1. Object-level Latent Masking: Forcing interaction inference

Patch-level masking (I-JEPA, V-JEPA) optimizes local patch correlations, allowing models to bypass understanding interactions via temporal interpolation. C-JEPA raises the masking granularity to the object level: given a mask index set \(\mathcal{M} \subset \{1,\dots,N\}\), the slots of masked objects across the entire history window are replaced by mask tokens \(\tilde{z}_\tau^i = \phi(z_{t_0}^i) + e_\tau\), where \(\phi\) is a linear projection, \(z_{t_0}^i\) is the identity anchor from the earliest timestep, and \(e_\tau\) is a learnable embedding with temporal positional encoding. The identity anchor is a crucial detail—slot representations are permutation equivariant; without the first frame, the Transformer would not know which entity is being masked. By masking the entire trajectory, the model has no self-history to rely on and must observe how other objects move or collide, effectively creating a counterfactual query during training that blocks the "auto-dynamic interpolation" shortcut.

2. Joint Masked History + Forward Prediction: Making interaction reasoning necessary via dual losses

Masking history alone is insufficient; the prediction target must handle both "minimizing laziness under partial observability" and "normal forward modeling." The total loss is defined as \(\mathcal{L}_{\text{mask}} = \mathcal{L}_{\text{history}} + \mathcal{L}_{\text{future}}\): the predictor takes the masked sequence \(\bar{Z}_\mathcal{T}\) and outputs \(\hat{Z}_\mathcal{T} = f(\bar{Z}_\mathcal{T})\). \(\mathcal{L}_{\text{history}}\) calculates the L2 reconstruction error only for masked object tokens in the history window, while \(\mathcal{L}_{\text{future}}\) calculates the L2 prediction error for all future tokens. The history term specifically suppresses the tendency to degenerate into self-dynamics when information is missing, and the future term ensures the model remains a functional forward world model. Together, interaction reasoning shifts from being optional to a necessary condition for objective minimization.

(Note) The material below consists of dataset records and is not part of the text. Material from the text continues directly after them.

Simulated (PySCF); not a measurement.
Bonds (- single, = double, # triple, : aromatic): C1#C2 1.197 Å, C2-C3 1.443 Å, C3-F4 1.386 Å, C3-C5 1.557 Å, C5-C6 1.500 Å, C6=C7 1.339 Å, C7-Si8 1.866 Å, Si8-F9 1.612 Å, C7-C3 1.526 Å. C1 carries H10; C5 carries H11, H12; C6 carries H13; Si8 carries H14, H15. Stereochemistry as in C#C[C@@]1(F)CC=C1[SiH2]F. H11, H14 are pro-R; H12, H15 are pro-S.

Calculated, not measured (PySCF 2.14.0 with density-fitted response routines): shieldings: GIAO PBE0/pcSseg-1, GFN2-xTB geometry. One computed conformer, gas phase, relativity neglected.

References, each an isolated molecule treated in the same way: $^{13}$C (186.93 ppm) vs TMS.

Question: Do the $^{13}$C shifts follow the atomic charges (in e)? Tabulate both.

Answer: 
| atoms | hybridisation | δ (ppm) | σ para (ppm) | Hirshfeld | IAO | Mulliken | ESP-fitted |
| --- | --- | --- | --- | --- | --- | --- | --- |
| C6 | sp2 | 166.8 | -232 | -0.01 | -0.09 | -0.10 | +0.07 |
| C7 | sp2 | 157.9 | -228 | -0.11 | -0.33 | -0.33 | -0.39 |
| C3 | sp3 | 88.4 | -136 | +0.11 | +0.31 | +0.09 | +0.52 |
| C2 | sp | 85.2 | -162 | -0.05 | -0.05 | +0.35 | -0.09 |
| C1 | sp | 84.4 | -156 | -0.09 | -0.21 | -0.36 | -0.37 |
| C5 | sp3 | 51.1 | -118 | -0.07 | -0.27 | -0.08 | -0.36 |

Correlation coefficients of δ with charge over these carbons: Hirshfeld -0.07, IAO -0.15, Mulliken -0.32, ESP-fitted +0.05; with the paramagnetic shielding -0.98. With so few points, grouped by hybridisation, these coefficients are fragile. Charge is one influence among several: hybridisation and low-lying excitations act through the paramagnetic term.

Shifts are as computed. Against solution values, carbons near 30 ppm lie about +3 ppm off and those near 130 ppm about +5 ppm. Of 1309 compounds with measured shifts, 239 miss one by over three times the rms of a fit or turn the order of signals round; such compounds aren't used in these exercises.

3. Auxiliary Variables as Independent Entity Nodes: Actions/Proprioception separate from slots

How to feed action and proprioception signals is a common pitfall—concatenating them into object slots can contaminate object representations. C-JEPA treats them as independent tokens: the entity set is defined as \(Z_t = \{S_t, U_t\}\), where \(U_t = \{a_t, p_t\}\) contains actions \(a_t\) and proprioception \(p_t\). These auxiliary variables enter the attention calculation as additional conditioning tokens rather than being mixed with object slots. This preserves the purity of object representations and allows the model to explicitly model "how actions act on objects." Experiments show this independent entity approach significantly outperforms concatenation.

Key Experimental Results¶

Main Results—CLEVRER Visual Question Answering¶

Model	Encoder	Mask Count \(\\|\mathcal{M}\\|\)	Overall Acc (%)	Counterfactual per-opt (%)	Counterfactual per-que (%)
OC-JEPA	VideoSAUR	0	82.79	79.53	47.68
C-JEPA	VideoSAUR	4	89.40	88.67	68.81
SlotFormer	SAVi	—	79.44	79.28	47.29
SlotFormer (w/o Recon)	SAVi	—	44.94	55.62	11.10
OCVP-Seq	SAVi	—	83.11	83.21	56.06
C-JEPA	SAVi	2	83.88	85.16	60.19

Push-T Robotic Manipulation Task¶

Model	Token Count × Dim	Success Rate (%)	Planning Time
DINO-WM	196 × 384	91.33	5763 s
DINO-WM-Reg.	196 × 384	88.00	—
OC-DINO-WM	6 × 128	60.67	—
OC-JEPA	6 × 128	76.00	—
C-JEPA	6 × 128	88.67	673 s (8× speedup)

Key Findings¶

The Gain from object-level masking is most significant in counterfactual reasoning: counterfactual per-question accuracy increased from 47.68% to 68.81% (+21.13%), which is much larger than the overall accuracy increase (+6.61%), indicating that masking indeed enhances counterfactual reasoning rather than just prediction precision.
Excessive masking can remove meaningful dependencies: using the SAVi encoder with 4 masked objects actually caused a 4% drop, suggesting the optimal masking ratio depends on the encoder's representation quality.
C-JEPA achieves control performance comparable to patch-level world models using only 1.02% of the token space (6×128 vs 196×384), resulting in over 8x planning acceleration. This paradigm is directly valuable for real-time robot control.
SlotFormer's performance plummeted by 34.5% when the reconstruction loss was removed, indicating a heavy reliance on pixel-level supervision; C-JEPA requires no reconstruction loss at all.

Highlights & Insights¶

Object-level Masking as Latent Intervention: Interpreting the masking operation as an intervention on the predictor's observability essentially creates counterfactual queries during training. This perspective cleverly links self-supervised masked learning with causal inference without requiring explicit causal graphs or multi-environment data.
Efficiency-Performance Synergy: Object-centric representations reduce the token count from 196 to 6, and object-level masking recovers the performance lost due to representation compression, achieving 8x planning speedup.
Neighborhood of Influence Theory: Formalized the concept of the "minimal sufficient set of contextual variables," proving that object-level masking makes interaction reasoning a necessity for optimal prediction, providing a theoretical foundation for masking strategies.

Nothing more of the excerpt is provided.